Colorado lawmakers passed landmark legislation that would make it tougher for public-school teachers to earn tenure and easier for them to lose it.
The bill—one of the most aggressive state efforts to overhaul teacher-tenure rules—went to Democratic Gov. Bill Ritter’s desk Thursday. He has said he would sign it into law.
Under the legislation, which garnered bipartisan support, teachers would be evaluated every year and students’ academic progress would count for half the instructors’ overall rating. Elementary- and high-school teachers would need three consecutive years of positive evaluations to earn tenure, which guarantees them an appeals process before they can be fired.
Educators rated “ineffective” two years in a row would be stripped of tenure protection and revert to probationary status. They could earn back job protection after three straight years of satisfactory evaluations.
Currently, Colorado teachers can be fired for poor performance, but rarely are, and there is no state-mandated limit on the number of bad evaluations before dismissal. A state committee would craft details of the evaluation system, which would be put into use starting in 2014.
The bill’s passage comes as lawmakers from Maryland to Washington are revamping teacher evaluation and tenure policies to compete for a piece of the $3.4 billion offered by the Obama administration’s Race to the Top program. That innovation initiative aims to reward states that promote charter schools, tie teacher pay to student performance and impose plans to track student progress.

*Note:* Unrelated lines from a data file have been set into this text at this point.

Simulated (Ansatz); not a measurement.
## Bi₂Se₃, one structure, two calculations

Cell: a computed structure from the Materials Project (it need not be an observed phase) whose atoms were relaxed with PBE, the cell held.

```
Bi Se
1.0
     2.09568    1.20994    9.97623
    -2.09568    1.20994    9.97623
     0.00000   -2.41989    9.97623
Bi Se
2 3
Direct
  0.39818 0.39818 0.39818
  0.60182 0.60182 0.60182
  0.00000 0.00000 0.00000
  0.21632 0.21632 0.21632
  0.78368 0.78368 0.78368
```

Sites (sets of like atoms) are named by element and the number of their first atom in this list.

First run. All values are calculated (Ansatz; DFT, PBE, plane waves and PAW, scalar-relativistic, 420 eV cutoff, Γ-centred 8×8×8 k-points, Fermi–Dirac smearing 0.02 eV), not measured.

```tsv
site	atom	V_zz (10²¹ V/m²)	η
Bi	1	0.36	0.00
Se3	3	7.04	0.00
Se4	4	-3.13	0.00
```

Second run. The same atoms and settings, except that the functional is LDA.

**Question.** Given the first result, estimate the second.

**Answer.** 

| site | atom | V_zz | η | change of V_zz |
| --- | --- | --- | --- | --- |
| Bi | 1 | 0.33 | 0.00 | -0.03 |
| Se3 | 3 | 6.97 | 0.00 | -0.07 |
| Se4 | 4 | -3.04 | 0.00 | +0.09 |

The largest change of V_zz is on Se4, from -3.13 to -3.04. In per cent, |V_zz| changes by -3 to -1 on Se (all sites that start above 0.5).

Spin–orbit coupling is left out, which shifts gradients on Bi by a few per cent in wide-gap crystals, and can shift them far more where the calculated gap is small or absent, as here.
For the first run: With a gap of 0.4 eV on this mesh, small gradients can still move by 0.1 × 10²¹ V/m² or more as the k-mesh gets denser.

“This repositions us as a national leader in teacher evaluations and I think it puts us in the front of the race for the federal money,” said Colorado state Sen. Mike Johnston, a former school principal and the bill’s sponsor.
Earlier this week, New York state officials and union leaders struck a deal to tie teacher evaluations to student performance for the first time. The system will need legislative approval.
State efforts to revamp teacher-tenure rules have been divisive, and Colorado was no exception. Teachers lined up to vehemently oppose it and it drew tears and cheers from lawmakers debating it in chambers.
The Colorado Education Association, the state’s largest teachers union, opposed the change, in part because it didn’t explicitly define what it means to be “ineffective.” The union also argued that the measure comes as teachers face larger class sizes due to coming budget cuts.
But the bill received a big boost last week when Randi Weingarten, president of the American Federation of Teachers, endorsed it. At the AFT’s urging, the bill was altered to mandate seniority be taken into account when deciding which “effective” teachers to lay off during budget cuts. The union also negotiated the addition of an appeals process before a tenured teacher is returned to probationary status.